Fantasy Fishing: Dance a jig at Dardanelle

To say that my performance at Sam Rayburn was poor would be generous. I ate some serious propwash in Lufkin, with only two of my five anglers making the cut to Day Three, none of them making it to Championship Sunday, and an average finish of 61st place. That hurts worse than watching Shaw Grigsby wrench a deeply-embedded hook out of the meat of Jason Christie’s hand.

Somehow, I’m still in the 87th percentile overall, which means that lots of other competitors either aren’t filling out their brackets, or else they’re as flummoxed as I’ve been.

I’ve thought a lot about my past brackets and why they haven’t been exceptional, and I feel like a big part of it is because I keep waiting for a summertime bite to happen that just hasn’t developed throughout much of the deep south. Sure, if the Elites were going to be on Kentucky Lake in June I’d focus on ledge hammers, but Toledo Bend, Ross Barnett and Rayburn haven’t been full-on offshore slugfests. There have been some fish caught that way, particularly at Toledo where John Murray cranked up some of his winning catch, but it hasn’t been the dominant approach.

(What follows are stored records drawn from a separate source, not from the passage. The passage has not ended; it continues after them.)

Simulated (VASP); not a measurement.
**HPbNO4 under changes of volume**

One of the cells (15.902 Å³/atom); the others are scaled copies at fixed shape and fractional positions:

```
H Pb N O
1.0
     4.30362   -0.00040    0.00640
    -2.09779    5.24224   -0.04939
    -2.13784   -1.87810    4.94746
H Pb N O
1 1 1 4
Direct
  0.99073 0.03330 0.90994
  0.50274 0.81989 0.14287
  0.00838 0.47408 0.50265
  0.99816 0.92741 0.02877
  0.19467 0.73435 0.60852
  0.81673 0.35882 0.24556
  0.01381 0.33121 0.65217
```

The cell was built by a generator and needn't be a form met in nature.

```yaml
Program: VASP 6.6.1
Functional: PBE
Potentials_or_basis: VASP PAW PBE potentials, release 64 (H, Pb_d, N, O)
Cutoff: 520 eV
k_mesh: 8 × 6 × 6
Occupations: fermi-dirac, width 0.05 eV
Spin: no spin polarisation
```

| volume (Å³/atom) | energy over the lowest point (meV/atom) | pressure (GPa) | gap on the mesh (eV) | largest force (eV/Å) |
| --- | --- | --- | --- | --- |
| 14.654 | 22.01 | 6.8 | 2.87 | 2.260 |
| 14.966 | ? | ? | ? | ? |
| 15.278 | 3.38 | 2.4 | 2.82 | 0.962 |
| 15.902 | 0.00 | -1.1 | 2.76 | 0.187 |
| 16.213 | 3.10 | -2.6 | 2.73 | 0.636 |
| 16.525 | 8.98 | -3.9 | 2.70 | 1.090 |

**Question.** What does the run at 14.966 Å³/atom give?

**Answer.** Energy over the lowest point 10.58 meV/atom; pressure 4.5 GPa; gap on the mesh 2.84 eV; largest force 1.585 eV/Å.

That’s why my new strategy is to go back to basics, to the lure that produces tournament winning bags coast to coast, 12 months a year, in all water colors – a jig. It might not be the single winning lure next week, and the guys who do well at a potentially muddy Dardanelle are going to have to be versatile enough to change each day, but they’ll all be strong in shallow water heavy cover conditions, places where a jig excels.

With that in mind, here are my picks:


Hard to stay away from Jason Christie here. Not only is he leading the AOY race, he hasn’t missed a check all year and finished second at Toledo and seventh at Rayburn. Perhaps even more notably, he won the last time the Elites were at Dardanelle. Unfortunately, I am constitutionally unable to pick such obvious favorites, and I’m looking for the Hack Attack to get me some points while everyone else rides the Christie train. Hackney is no slouch at Dardanelle, either, with a third-place finish in 2014 and an eighth-place finish in the 2007 Major to go along with a money finish in 2009. If the lake is muddy and fishes small, look for him to pick apart a discrete area and take home the hardware.


I’m tempted to pick Randall Tharp here, because other than the worst bomb of his Elite career at Toledo Bend he’s having an exceptional season. His 80th-place finish here in 2014 scares me a bit, because other than the Delaware River it was the worst finish of a very good rookie season. Therefore I’m going with Swindle, who isn’t fishing quite as well as he did last year, but coming off an eleventh-place finish at Rayburn things are just getting better. In 2014, he finished just 4 ounces behind Christie, and he was also in the money in 2009, and finished 14th in the 2007 Major. Look for the little brown jig to make an appearance. If that doesn’t work, he’ll switch to a black jig. Keep it simple, stay in the money, lather, rinse, repeat.


Lots of good jig fishermen in this bracket, headed by Mike Iaconelli who finished sixth at Dardanelle in 2014. Matt Herren had a clunker in that tournament, ending up 72nd, but he was ninth in 2009. At 51st in the AOY race, he needs a good finish to make up some ground before the tour heads north. The stakes are slightly less critical for Ike, who is all but assured to do well in brown fish country. Furthermore, Herren has alternated good finishes with bad ones this year (ninth-94th-29th-95th-eighth-60th), and this one should be on the upward swing.


Skeet Reese remains a potential bargain in Bucket D, and I’m tempted to pick him again, but he burned me with a 98th-place finish at Rayburn. Not sure if he just zigged at the wrong time, or if there’s something wrong with his game. He was 12th at Dardanelle in 2014, sixth in 2009 and 18th at the 2007 Major. Instead, I’m going to take a flier on another angler who has burned me before, the up-and-down Tommy Biffle – just because I know he’ll throw a jig. Well, also because he’s finished in 30th and 35th the last two times the Elites have visited, and tied for 18th in the 2007 Major. After missing checks in the first four Elites, he was 29th at Rayburn. This one seems to set up well for him, whether it’s flipping his jig into shoreline cover or dragging a Biffle Bug over mid-range ledges.


There are lots of solid pros in Bucket E this time – names like Grigsby, Omori, Zaldain, Schultz, Chris Lane and Morgenthaler – any one of whom could break out and win this and create no surprise among the pundit class. Again, it has been an atypical year and there might be an explanation for their troubles so far, or there may be no explanation at all. I considered Terry Scroggins for a long time, as he’s twice finished in the 20s here, but ultimately went with Justin Lucas. He burned me earlier this year, but he finished 26th at Dardanelle in 2014, and made it into the Elite money line for the first time this year at Rayburn. He’s too talented to stay in the hole he’s dug for himself much longer.